Detroit After-School Program Teaches Youth Business Of Food

July 30, 2014 |

Photo courtesy of Detroit Food Academy

Photo courtesy of Detroit Food Academy

Food entrepreneurship as an after-school activity? Over the last few years, Detroit Food Academy has been making exactly this a reality for young people in the Motor City.

With help from local educators, schools and food businesses, the nonprofit project teaches food preparation and leadership skills to Detroit high school students through after-school programming. Youth participants learn what it’s like run their own business and get a chance to whip up recipes and debut them at a pop-up-style event. Graduates of DFA’s fall-through-spring school program also have the opportunity to apply for summer internships.

Executive Director Jen Rusciano tells Seedstock the project uses food entrepreneurship as a lens to explore social issues like racism, gentrification and food access.

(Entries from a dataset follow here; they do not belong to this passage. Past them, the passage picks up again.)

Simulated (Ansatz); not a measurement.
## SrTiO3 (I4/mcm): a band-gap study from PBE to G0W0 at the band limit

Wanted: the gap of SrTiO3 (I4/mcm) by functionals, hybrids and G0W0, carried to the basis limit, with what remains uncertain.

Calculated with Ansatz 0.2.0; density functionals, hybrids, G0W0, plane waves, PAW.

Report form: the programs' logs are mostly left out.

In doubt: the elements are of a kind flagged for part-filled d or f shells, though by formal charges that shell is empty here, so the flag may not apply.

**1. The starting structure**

“Food becomes a real good way to have those conversations,” she says. “Local food is a great way to see how economics can be beyond profit and really improve our community. When you meet your farmer at the market or producer of popcorn, they’re really talking more about their relationship with the community rather than what price point they’ve met.”

This past last year, 100 youth from a mix of six Detroit public, charter and Educational Achievement Authority schools participated in the after-school program; twenty-five were placed in summer internships.

Impressive numbers for a project that started less than five years ago. Back in 2011, a summer-only prototype was launched then known as the Detroit Youth Food Brigade. That name was eventually dropped, because students found it too much of a tongue twister.

Under the early incarnation, students from high schools and community organizations across the city helped create and sell value-added food products with vendors at Eastern Market, a Detroit farmers’ market and nonprofit that provided money for the project. It proved popular and other schools got on board.

After two seasons, students from Cody High’s Detroit Institute of Technology asked the organizers if they could continue the programming at their high school when fall classes began. Together they got the principal on board and created the first DFA year-long program.  With grant funding from groups like the Skillman Foundation and the United Way, the program transformed into its current setup.

During the school year, the program now takes place at student’s schools and is divided into two parts.

In the fall, students learn the basics of cooking and events planning–things like the right way to use knives, healthy nutrition and budgeting meals. They also take field trips to Detroit farms and businesses and participate in workshops with local chefs and others in the food industry.

The youth spend the spring semester developing their own food product while adhering to a triple “people, planet, profit” bottom line to ensure their business model respects the needs of the earth, local community and marketplace. At the end of the school year, students showcase food creations at a special “Market Day” event, which might be a meal for family and friends at their high school or a pop-up at a local grocery.

After completing the program, students are eligible for a chance at a summer internship that could involve launching their own businesses at Detroit grocery stores or farmers’ markets or developing culinary skills under the tutelage of a local mentor chef. For some, it’s their first summer job.

This year DFA students made Mitten Bites, little cookies made of oats, peanut butter, coconut flakes, honey, chocolate chips and other ingredients, formed into the shape of the State of Michigan. Other products have included granola, zucchini chips and dehydrated fruit.

Rusciano calls this hands-on teaching experiential learning and stresses that the youth themselves determine the course of their own education. As an example, she brings up a discussion DFA students had about food justice and the pricing of food.

“We suggested maybe we should walk up to some stores,” Rusciano says. “It turned into a  mini-presentation. Before we can we make our meal, we need to know where to buy them. We reached out to business owners and now have relationships with the owners of a couple of stores.”

One retailer even remarked it was the first time he’d ever been asked why he chose a particular price for a strawberry.

This relationship-building with community members is an important part of the program. In the past they’ve also had opportunities to connect with community gardeners, branding designers,  farmers’ market vendors and a Wayne State economics professor.

Rusciano says in all, 225 local youth have participated in DFA programming, and she believes it’s made quite a difference.

“We’ve definitely engaged a bunch of young people who after interacting with our program have developed more confidence and understand that our city is something to be proud of,” she says. “If we can help them build a career out if it, we want to make that happen.”